Let $X$ and $Y$ be independent random variables taking only integer values. Let $Z=X+Y$, which also takes only integer values. Its PMF can be computed by the convolution formula: for any integer $z$,
\begin{align}
\ P_Z(z) & = P(Z=z) =P(X+Y=z) \\
& = \sum_{x=-\infty}^{\infty} P(X=x,X+Y=z)\\
& = \sum_{x=-\infty}^{\infty} P(X=x,Y=z-x) \\
& = \sum_{x=-\infty}^{\infty} P(X=x)P(Y=z-x) \\
& = \sum_{x=-\infty}^{\infty} P_X(x) P_Y(z-x)
\end{align}
Question: Let $X$ and $Y$ be independent and have geometric distribution with parameter $p$. By computing the PMF, show $X+Y$ has a negative binomial distribution with parameters $r=2$ and $p$.

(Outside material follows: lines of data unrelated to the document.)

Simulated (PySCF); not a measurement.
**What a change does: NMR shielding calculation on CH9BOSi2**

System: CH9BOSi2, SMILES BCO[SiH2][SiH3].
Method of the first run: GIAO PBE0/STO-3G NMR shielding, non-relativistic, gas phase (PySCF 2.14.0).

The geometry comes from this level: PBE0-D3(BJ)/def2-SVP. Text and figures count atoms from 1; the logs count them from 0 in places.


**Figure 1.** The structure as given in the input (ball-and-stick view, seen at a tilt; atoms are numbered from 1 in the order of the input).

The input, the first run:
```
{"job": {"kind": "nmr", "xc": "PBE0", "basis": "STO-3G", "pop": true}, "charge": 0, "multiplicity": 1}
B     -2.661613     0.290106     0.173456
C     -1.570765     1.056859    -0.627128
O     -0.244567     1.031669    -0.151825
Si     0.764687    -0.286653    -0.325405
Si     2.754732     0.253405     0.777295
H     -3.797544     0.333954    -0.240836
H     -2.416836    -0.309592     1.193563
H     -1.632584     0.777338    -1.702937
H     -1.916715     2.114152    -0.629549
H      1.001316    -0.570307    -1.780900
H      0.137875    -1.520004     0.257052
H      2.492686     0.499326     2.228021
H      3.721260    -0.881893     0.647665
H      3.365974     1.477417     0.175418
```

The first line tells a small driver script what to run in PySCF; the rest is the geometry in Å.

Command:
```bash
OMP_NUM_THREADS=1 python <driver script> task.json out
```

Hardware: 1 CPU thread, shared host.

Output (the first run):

Geometric distribution is given by $f(x)=(1-p)^{x-1} p$ and negative binomial distribution is $P(X=x|r,p)={x-1 \choose r-1}p^r (1-p)^y$. I would like to know how to calculate the convolution formula for PMF. Any help is appreciated.
Best Answer
You have your geometric distribution supported on $\{1,2,3,\ldots\}$ and negative binomial supported on $\{r,r+1,r+2,\ldots\}$
So $$\mathbb P(Z=z) = \sum\limits_{x=-\infty}^{\infty} P_X(x) P_Y(z-x) \\= \sum\limits_{x=1}^{z-1} P_X(x) P_Y(z-x) \\= \sum\limits_{x=1}^{z-1}(1-p)^{x-1} p \,(1-p)^{z-x-1} p \\= \sum\limits_{x=1}^{z-1}p^2 (1-p)^{z-2}\\= (z-1) p^2 (1-p)^{z-2} \\={z-1 \choose 1}p^2 (1-p)^{z-2} \\= {z-1 \choose r-1}p^r (1-p)^{z-r}$$ with $r=2$